Thawed narrator too stiff to be engaging
SOMETIMES it seems as if a novel contains more thematic baggage than its narrative can reasonably handle.
In the case of The Curiosity, a debut by American journalist Stephen P. Kiernan, such ideas include the value of life, the nature of morality and the meaning of beauty.
For a romantic thriller whose fanciful premise is the revival of a 19th-century man who has been trapped inside a glacier for more than 100 years, the heavyweight themes seem a bit much.
Jeremiah Rice, a young judge born in 1868, has been missing since falling overboard a ship in the Arctic Ocean during a trip inspired by the voyage of Charles Darwin.
Jeremiah is discovered in his frozen state by Kate Philo, an attractive scientist employed by the Lazarus Project, an organization dedicated to discovering the secrets of immortality.
Kate, in the literary tradition of women who are drawn to mysterious men, becomes infatuated with Jeremiah — feelings that are eventually and predictably reciprocated.

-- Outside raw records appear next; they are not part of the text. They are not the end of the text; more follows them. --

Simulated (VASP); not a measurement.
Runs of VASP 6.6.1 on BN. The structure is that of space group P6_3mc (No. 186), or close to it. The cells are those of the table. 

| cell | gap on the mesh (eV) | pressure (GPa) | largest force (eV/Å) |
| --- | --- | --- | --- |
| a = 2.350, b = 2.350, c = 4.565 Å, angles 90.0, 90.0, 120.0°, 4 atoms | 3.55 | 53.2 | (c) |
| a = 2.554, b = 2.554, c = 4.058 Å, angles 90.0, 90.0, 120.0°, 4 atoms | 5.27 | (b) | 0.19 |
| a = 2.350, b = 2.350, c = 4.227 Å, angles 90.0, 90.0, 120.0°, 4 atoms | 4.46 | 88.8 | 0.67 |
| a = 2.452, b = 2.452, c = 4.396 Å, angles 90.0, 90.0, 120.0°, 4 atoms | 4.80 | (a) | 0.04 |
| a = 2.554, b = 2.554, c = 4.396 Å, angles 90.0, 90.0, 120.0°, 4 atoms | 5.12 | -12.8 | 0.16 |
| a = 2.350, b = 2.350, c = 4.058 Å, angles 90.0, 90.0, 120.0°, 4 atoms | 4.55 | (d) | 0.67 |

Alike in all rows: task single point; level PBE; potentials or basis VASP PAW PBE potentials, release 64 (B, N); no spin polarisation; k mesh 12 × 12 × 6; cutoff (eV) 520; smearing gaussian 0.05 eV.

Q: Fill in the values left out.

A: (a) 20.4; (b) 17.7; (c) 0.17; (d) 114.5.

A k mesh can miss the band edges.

While Kiernan makes some effort to develop the novel’s main characters, any growth that does occur appears contrived rather than organic. Conveniently, they all just happen to hail from Boston, where the Lazarus Project is situated — one of many shortcuts and unlikely coincidences in The Curiosity.
Kiernan’s use of familiar character types and well-worn plot elements is understandable. Readers will need help to find their way into a 400-plus-page story that becomes increasingly elaborate and improbable.
The book’s most noticeable weakness lies with the portrayal of Jeremiah, who comes across as a one-dimensional paragon of propriety. In a modern romantic plot, one would expect him not to be a mere cliché of the Victorian gentleman, but instead the sort of person a smart and educated 21st-century woman could be interested in.
Kiernan’s attempt to shape his hero into a fully rounded individual is something he, despite his best intentions, never pulls off. Jeremiah’s narration is generally flat and lifeless, as he appears to serve as a sort of mouthpiece for the author’s own idealistic opinions.
A smaller but no less irksome flaw lies with the puzzling motif of a button from Jeremiah’s jacket, an image that appears at the start of each chapter. As with many of Kiernan’s choices, the symbolism of the button seems either too oblique or precious to resonate with the reader.
The book’s strength is its accurate and uncompromising portrayal of the invasive and omnipresent nature of contemporary tabloid media. Kiernan’s journalistic expertise gives him an insider’s view of the world of predatory paparazzi and the unscrupulous blog culture of the Internet.
Cast against a background of the spectacular landscapes of the Arctic Ocean and the bustle of Boston, most of the novel’s scenes have been written with a strong sense of cinematic potential. Indeed, movie rights have already been sold.
The issues touched upon in The Curiosity are interesting and important in themselves. The problem is that Kiernan is not skilled enough to make them resonate within a narrative setting.